Ryan Miller perfect free agent fit for Anaheim Ducks
Ryan Miller signing for two years and $4 million with the Anaheim Ducks makes sense on a lot of levels.
Miller gets term two weeks before turning 37 and a chance to play on a Stanley Cup contender close to home, with his wife, actress Noureen Dewulf, and their son living in Los Angeles during the season.
The Ducks get a veteran goalie who can still win games as a starter but should also help guide young No.1 John Gibson, whose upside is unquestioned but style and bio-mechanical inefficiencies have led to lower body injuries. Few goalies understand their game or their body as well as Miller, who has been doing position-specific off-ice training since college and throughout an impressive 14-year NHL career.
Miller talked with InGoal Magazine late last season about his off-ice work, including the use of yoga every summer to help him “look like a human being again … (because) foundational movements in yoga work through the range of motion you spend the entire season limiting.”
Miller has seen the links between yoga and daily workouts increase during his time in the NHL.
“The vast majority of the stuff I do in the weight room is so closely related now,” Miller said. “You are adding weight to some things, doing body weight for others, core control for some, but it’s become more blended. The workouts have become more functional over the years. Before they were, ‘add mass, get strong’ but now it’s more about core, posture and tailoring your body to what you are going to be using it for rather than just, ‘How much can I squat? How much can I bench?’ Now you need core control for everything, you need oxygen for everything.”

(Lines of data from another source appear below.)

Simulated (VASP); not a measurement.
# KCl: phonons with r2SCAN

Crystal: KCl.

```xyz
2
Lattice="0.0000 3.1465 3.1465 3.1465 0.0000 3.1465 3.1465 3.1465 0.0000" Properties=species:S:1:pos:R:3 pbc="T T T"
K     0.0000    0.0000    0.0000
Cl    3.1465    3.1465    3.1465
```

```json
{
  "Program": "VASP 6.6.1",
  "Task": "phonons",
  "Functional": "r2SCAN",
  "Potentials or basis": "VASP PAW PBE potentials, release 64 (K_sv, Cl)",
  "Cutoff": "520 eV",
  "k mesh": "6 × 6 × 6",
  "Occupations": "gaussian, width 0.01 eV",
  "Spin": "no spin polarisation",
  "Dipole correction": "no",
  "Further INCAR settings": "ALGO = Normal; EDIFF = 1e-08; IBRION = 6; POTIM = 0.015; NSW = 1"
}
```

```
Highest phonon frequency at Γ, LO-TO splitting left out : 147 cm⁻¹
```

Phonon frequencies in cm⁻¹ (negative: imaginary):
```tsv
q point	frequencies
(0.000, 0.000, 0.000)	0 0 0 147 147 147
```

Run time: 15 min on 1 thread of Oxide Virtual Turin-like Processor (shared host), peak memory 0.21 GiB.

On the ice, Miller provides an experienced insurance policy if Gibson again struggles to stay healthy.
Miller is still capable of playing at a high level, posting a .916 and .914 save percentage his final two seasons behind a struggling Vancouver Canucks team. Throughout that time, Miller continued to evolve, modernizing his approach in a way he said before the NHL Trade Deadline would make it easier to adjust quickly to a new team. That’s something he struggled with after a 2014 trade to St. Louis because he was more reliant and reads and rhythm after 11 seasons with the Buffalo Sabres.
Miller, who has a .915 career save percentage that includes a high of .929 as a Vezina Trophy winner in 2010, should also benefit from playing behind a much better group of defensemen in Anaheim.
Miller played over 50 games each of the past two seasons, and serious injuries have been mostly limited to collisions, so he’s also capable of doing what the Ducks needed from Jonathan Bernier when Gibson went down for close to two months late last season.
Meticulous about his equipment, his game and his body, Miller has plenty to offer the Ducks, whether it’s mentoring a so far change resistant Gibson off the ice or replacing him on it.